The Fog

Stephan N. Tchividjian, National Christian Foundation President

The story that you will find below has been a story that I have shared in the past. I share it again because I believe it’s more appropriate today than it may have been when it occurred. I sense that many of us, as followers of Jesus, are experiencing some kind of fog. A fog can bring about a sense of lostness, confusion and even depression. I sense that I am not sure where I am, where am I going and what is next. I have found that when I am in a fog, having a sense of what is real and what is unreal is rather critical and can avoid the painful mistakes made when we “lean on our own understanding.”

A number of years ago I remember going through a drought. I define a drought as a struggle to find meaning and purpose in what I was doing. The days seemed to drag into each other and everything in my life appeared to be laborious. I had lost energy for anything. A simple telephone call took tremendous effort and was often pushed off to the next day. Do you every feel like this?

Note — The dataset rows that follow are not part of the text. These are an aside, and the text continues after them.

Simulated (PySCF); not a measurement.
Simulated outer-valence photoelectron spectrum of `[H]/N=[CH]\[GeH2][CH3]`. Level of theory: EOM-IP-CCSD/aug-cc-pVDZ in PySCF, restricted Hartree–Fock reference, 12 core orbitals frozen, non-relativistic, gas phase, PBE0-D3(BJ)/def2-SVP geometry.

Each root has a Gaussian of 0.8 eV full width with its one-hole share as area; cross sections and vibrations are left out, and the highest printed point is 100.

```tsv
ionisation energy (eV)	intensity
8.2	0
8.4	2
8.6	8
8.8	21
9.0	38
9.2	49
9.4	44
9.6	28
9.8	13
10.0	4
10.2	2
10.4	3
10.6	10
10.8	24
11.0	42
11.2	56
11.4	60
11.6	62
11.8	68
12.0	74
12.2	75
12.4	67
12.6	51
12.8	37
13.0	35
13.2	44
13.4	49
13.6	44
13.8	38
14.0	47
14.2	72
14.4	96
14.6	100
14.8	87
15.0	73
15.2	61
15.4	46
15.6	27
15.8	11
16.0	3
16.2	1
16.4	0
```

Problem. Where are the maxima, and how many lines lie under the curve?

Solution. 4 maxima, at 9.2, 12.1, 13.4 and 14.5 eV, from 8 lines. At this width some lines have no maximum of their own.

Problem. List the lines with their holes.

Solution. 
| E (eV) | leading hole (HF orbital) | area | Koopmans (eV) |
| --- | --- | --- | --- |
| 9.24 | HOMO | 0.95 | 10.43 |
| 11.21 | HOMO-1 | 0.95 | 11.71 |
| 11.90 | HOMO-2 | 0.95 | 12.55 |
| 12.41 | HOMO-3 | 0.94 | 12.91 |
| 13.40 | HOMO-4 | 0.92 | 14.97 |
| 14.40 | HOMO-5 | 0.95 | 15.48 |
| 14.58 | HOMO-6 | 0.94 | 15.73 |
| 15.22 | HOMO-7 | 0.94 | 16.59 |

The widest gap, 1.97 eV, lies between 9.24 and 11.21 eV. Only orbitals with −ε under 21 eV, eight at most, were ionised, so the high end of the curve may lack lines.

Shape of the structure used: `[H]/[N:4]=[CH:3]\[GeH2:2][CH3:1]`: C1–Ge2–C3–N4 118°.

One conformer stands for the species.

I was able to hide this situation well, and you would never have known how I was feeling if you simply were talking to me. I was frustrated because I was not aware of the source of this foreign feeling. My marriage was great, my family was wonderful, my health was good, work was engaging. I kept asking myself why was I feeling this way?

I had planned on taking a day off on a particular Thursday morning. I woke up early to attend a planned breakfast but was looking forward to a day at the beach. some time off… some me time. We always need those moments to be replenished, and if we don’t get them, we begin to work off a source of strength that is not from God but from our own abilities, which never ends well. I noticed as I looked out the window that morning that a thick fog had blanketed our South Florida community. We don’t get fog often. The fog prompted a conversation with God that I will never forget.


fogQuestion 1

“Lord, I feel like that fog outside describes my life right now. I am in a fog. I have lost all sense of direction. I am not sure if I am facing the right way. I feel that I may be upside down or possibly right side up, I am confused. I am scared. I am wanting a better view.”

He was quick to answer with a question. God usually asks good questions. God prefers to teach us with these good questions than with dogmatic directives, though He is capable of that too.

“Stephan (He always calls us by our name), if you were the captain of your ship and you came across a patch of dense fog in unchartered territory, what would you do?”

I appreciated the fact that God was not responding with some esoteric idea, but a practical metaphor that I was able to personalize and apply…. He’s a good counselor.  I was quick to respond to His question.

“Well, I would do three things:

  • I would slow the ship down.
  • I would put my crew on high alert and lean on them.
  • I would go to the bridge and be on alert and fully engaged.”

God then simply clarified for me what I was to do next. I needed simple and clear advice and He knew that.

“Stephan, I want you to do the following:

  • I want you to put your life into maintenance mode… this is not the time to tackle new things, grow where you are planted, work but don’t overwork… slow down.
  • Lisa (my wife) is your crew. I want you to lean on her, spend time with her, appreciate her presence, have a cup of coffee with the gift I have given you, take walks on the beach… enjoy this person I have placed into your life.
  • Lastly, I want you engage with me. Enjoy my presence in your life. Read biographies about amazing men and women of faith, listen to worship, take walks with me, enjoy what it means to simply follow me.”

His advice is so simple yet so freeing. I think it’s important to remember these for other seasons of our life. How is the pace of my life? Who are my crewmembers? How is my relationship with God practiced?


Question 2

God then asked me a second question.

“Stephan, what burns the fog off?”

I answered and said, “Well, when the sun rises, it usually burns the fog off.”

God said, “Correct, I am the SON (and He apologized for the pun… He is funny even as He counsels us… I love that about God). You have DONE NOTHING to bring this fog upon you (I needed to hear that bad) and you will DO NOTHING to lift it (I also needed to hear that).


Question 3

Finally, God asked me the third and final question

“Stephan, what happens when the fog is burned off?”

I simply said, “full steam ahead,” and God was quick to say, “exactly.”

I remember the day the fog was lifted… it was unexpected, but I knew God had just burned the fog off. The moment occurred over a breakfast several months later. I had done all God had suggested. I had slowed my life down, leaned on my crew (in my case my wife) and drawn closer to my Lord and Savior. The season was a precious one and a difficult one. Looking back, however, God was once again faithful in how gently and clearly, He cared for me. Therefore, I ask you, “Are you in fog?” Perhaps God is simply asking you to slow the ship down, lean on your crew and draw close to Him. Let this be the year that your fog is burned off and you are able to navigate the uncharted waters of your life with clarity and confidence because God is navigating.